Their mother’s funeral has brought siblings Jean (Mariah Louca) and Gary (Michael Shea) back under the one roof, but the house no longer feels like home. Elsewhere in the nameless city, Laura (Sophie Robinson) wants to escape from living with her parents and buy somewhere of her own. Hapless estate agent Gary (Michael Shea) mediates the somewhat fraught search process of viewing properties while the characters look into each other’s souls and find that underneath the surface, the foundations are shaky. Other than that, I don’t want to spoil too much of the plot.
Murray is the Lyric Theatre’s artist-in-residence for 2019 and participated in their New Playwrights Programme which hosts rehearsed readings during Belfast International Arts Festival. While I didn’t catch All Mods Cons during the festival, it was a joy last night to see the talented playwright’s work given a full production run at the Lyric.

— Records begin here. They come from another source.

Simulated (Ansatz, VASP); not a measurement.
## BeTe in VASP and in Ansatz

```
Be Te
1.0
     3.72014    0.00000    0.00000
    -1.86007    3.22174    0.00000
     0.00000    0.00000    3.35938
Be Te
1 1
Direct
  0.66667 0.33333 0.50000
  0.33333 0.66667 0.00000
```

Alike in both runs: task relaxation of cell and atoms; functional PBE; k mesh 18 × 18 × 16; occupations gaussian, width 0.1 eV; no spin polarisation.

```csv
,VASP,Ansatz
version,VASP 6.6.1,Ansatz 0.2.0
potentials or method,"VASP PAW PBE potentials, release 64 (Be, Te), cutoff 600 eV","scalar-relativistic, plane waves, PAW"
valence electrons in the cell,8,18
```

Murray poaches her characters in a pot of water alongside their past decisions, then gentling turning up the heat to simmer then, adding the flavour hidden secrets, before finally bringing them to the boil when matters and emotions fly out of control. External changes happen in parallel with internal changes.
“… the world is our oyster! / I don’t like oysters.”
It’s a credit to both the cast and the director Ronan Phelan that the emotional arc of the characters shifts so gently that the one we can’t stand early on becomes the only sane and straightforward figure by the play’s conclusion.
Most of the cast aren’t very familiar to the Lyric stage, giving the characters a freshness unencumbered with memories of previous roles and traits. McCurry brilliantly delivers the most uncomfortable and excruciating lines as Gary, a man who can no more conduct a friendly conversation than sell a house. Robinson doesn’t let Laura screech drown out her character’s humanity. Louca brings a warmth and strength to many scenes and doesn’t allow vulnerability to overpower Jean’s sense of confidence and assurance.
While I’m not quite sure why Diana Ennis decided not to give Gary a pair of trousers that would reach his ankles, the costumes work well. The ambiguous, low-key ending works well on paper, but confused last night’s audience who delayed their applause and seemed to expect more to happen when the stage suddenly went dark
The dowdy set with its mismatched furniture (much of it oddly piled up against a back wall for the later scenes) is flexible and while the video signposting and Katie Richardson’s interstitial music gives All Mod Cons a very televisual feel, both aspects are effective and well executed.
Rich performances, well-constructed characters, solid direction and plenty of surprises as the steam builds up make this a great step in what will hopefully be an enduring relationship between Erica Murray’s rich imagination and the Lyric.
All Mod Cons continues in the Lyric Theatre until Sunday 9 June.